19
Sep/16

THE BIRDS

19
Sep/16
(photo by Carol Rosegg)

Nat (Tony Naumovski) and Diane (Antoinette LaVecchia) fight to survive an attack of killer seagulls in THE BIRDS (photo by Carol Rosegg)

59E59 Theaters
59 East 59th St. between Park & Madison Aves.
Tuesday – Sunday through October 1, $20
212-279-4200
www.59e59.org

BirdLand Theatre’s mounting of Irish playwright Conor McPherson’s 2009 adaptation of Daphne Du Maurier’s short story “The Birds” fails to soar at the small Theater C at 59E59, where it runs through October 1. It’s the same space where Joe Tantalo’s inventive Godlight Theatre Company has staged innovative versions of In the Heat of the Night, Deliverance, and Cool Hand Luke, all based on the original novels rather than the subsequent hit movies. McPherson, the author of such successful plays as The Weir and Shining City, similarly returns to Du Maurier’s original 1952 story, which was completely revamped by screenwriter Evan Hunter for Alfred Hitchcock’s 1963 film, but takes only its bare bones in creating a postapocalyptic nightmare where a kind of makeshift family is essentially trapped in an abandoned lake house that becomes threatened by killer birds every day during high tide. The story is set in New England in the near future, where two middle-age strangers, the calm, competent Diane (Antoinette LaVecchia) and the unpredictable, perhaps mentally unstable Nat (Tony Naumovski), who barrels into the theater in a literally naked fury, have taken refuge from sudden, unexpected vicious attacks by seagulls that have decimated the area — and perhaps the world. They are soon joined by a younger woman, Julia (Mia Hutchinson-Shaw), sporting a head injury. Running out of just about everything, they have to make very specific plans on when and where to go to scavenge for supplies in order to avoid encountering the killer fowl — or other humans desperate to survive. They also need to beware of each other as their cozy little surrogate family gets a whole lot more complicated.

(photo by Carol Rosegg)

Julia (Mia Hutchinson-Shaw) blows bubbles while doomsday nears in THE BIRDS (photo by Carol Rosegg)
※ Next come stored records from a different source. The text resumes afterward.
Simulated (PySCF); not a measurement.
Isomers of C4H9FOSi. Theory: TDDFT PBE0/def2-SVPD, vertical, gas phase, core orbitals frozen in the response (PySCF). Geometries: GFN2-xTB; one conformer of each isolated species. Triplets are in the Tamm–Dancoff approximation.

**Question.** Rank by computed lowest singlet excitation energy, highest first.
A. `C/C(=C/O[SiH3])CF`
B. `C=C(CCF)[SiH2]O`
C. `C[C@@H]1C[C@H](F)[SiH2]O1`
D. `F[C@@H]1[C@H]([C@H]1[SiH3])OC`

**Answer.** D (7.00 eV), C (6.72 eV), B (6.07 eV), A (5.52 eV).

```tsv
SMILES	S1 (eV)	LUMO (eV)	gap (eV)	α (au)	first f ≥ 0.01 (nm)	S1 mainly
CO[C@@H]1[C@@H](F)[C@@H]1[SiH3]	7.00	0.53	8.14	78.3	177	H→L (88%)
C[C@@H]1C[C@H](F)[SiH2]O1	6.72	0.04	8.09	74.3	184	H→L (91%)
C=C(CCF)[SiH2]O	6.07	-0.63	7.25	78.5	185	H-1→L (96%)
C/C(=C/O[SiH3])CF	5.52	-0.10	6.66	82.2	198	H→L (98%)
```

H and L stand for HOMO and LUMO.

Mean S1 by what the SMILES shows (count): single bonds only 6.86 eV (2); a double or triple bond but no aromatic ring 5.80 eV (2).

The Birds, which had its world premiere at Dublin’s Gate Theatre in 2009 with Ciarán Hinds as Nat, Sinéad Cusack as Diane, and Denise Gough as Julia, bears little resemblance to the insightful original story and lacks the gripping suspense of the film. Director Stefan Dzeparoski (Wide Awake Hearts, Gruesome Playground Injuries) gets solid performances from the three actors, and Konstantin Roth’s set is intriguing, with the audience sitting at an angle in folding chairs in the four corners of the room, which features some scattered pieces of furniture. Ien Denio’s sound keeps the swarming birds ever-present, but David J. Palmer’s video projections are overly abstract and too difficult to comprehend. The projections inexplicably begin and end with the American flag, while the British Union Jack is represented by a pillowcase lying at the foot of the video wall. The narrative lacks any real bite; situations feel forced (and ultimately melodramatic), the threat of danger is existential at best (even if that is what McPherson was going for, it gets lost here), and most of the ninety minutes are far too uninvolving. At one point, Diane, a writer who is keeping a diary, thinks out loud, “I can’t help feeling that [Nat and Julia] communicate something to each other in the silence. But all I get is the silence. And the strange . . . hatred that consumes me isn’t just for them and their proximity and the claustrophobic pain of never having any privacy — it’s a hatred of myself too.” Those might be good lines, but Dzeparoski needs to show rather than tell those feelings within the drama of the play, which ends up being rather bland and strangely dull despite some promising elements. This time around, The Birds never takes flight.